Duty stamps on beer could be introduced under new plans to tackle alcohol fraud being weighed up by Customs officers, The Grocer has learned.
HMRC has asked major brewers for their opinions about a range of measures to tackle the £550m-a-year problem in advance of a formal consultation, which will begin in the autumn.
Under the plans, it could become compulsory for beer produced in the UK for domestic sale to carry a fiscal mark from the point of production.
Imported beer would also require a duty stamp, while exporting duty-stamped beer would be banned.
Although brewers could sell unmarked beer straight to continental Europe without the payment of duty, HMRC could prevent the sale of duty-suspended beer to UK warehouses and seize unmarked bottles and cans.
A BBPA spokesman said tax stamps on every can and bottle would be an “excessive, expensive and totally disproportionate way to tackle duty fraud”.
“It is also totally at odds with the government’s objectives of reducing the regulatory burdens on business,” he added.
But one wholesaler said he would welcome the move. “Duty stamps have not completely eradicated fraud on spirits or cigarettes, but they’ve certainly helped,” he said.

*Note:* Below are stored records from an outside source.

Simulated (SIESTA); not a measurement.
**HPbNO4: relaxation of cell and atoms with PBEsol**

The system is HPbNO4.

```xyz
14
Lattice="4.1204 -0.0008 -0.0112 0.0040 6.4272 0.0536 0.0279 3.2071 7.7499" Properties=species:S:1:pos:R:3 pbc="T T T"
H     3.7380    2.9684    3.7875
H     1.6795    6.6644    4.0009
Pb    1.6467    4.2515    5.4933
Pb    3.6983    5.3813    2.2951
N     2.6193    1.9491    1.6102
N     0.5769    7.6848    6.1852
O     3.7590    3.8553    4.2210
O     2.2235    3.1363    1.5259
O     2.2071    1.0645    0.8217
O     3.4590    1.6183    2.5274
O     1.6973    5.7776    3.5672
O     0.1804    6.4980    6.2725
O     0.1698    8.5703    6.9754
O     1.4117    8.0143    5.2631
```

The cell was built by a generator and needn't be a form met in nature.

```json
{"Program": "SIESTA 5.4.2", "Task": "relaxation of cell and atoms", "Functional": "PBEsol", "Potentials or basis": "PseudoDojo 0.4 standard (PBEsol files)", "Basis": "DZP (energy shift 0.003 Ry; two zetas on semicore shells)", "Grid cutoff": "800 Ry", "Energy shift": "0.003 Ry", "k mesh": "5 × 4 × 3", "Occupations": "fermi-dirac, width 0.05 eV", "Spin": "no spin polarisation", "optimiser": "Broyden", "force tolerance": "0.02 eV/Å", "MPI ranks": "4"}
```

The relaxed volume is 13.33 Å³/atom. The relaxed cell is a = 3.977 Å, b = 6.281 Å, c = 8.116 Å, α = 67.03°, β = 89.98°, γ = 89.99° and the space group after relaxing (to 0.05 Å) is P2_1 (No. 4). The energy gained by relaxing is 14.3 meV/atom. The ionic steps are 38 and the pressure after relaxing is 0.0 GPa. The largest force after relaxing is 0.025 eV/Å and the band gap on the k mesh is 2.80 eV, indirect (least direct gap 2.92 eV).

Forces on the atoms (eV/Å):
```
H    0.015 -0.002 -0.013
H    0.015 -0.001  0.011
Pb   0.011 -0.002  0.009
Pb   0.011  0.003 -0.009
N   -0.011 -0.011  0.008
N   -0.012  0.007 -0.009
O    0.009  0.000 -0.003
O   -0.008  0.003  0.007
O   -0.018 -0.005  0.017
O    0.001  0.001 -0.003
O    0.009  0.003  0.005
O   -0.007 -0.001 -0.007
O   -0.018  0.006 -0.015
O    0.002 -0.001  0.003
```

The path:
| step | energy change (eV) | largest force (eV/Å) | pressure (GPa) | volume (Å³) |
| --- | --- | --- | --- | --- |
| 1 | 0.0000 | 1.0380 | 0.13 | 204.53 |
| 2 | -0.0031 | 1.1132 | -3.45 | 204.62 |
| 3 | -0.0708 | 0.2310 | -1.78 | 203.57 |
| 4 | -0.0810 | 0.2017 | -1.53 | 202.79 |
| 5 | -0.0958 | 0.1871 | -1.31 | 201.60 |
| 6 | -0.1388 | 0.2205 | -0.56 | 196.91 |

“Brewers are constantly modifying packs to reflect promotions and seasonal events, so I think the cost of incorporating a duty stamp would be negligible.”
The measures are designed to cut down on the oversupply of beer to continental Europe, which is thought to fuel fraud. Half a billion litres of beer are shipped to the EU every year, while the legitimate market demand from those countries is estimated to be closer to 20 million litres.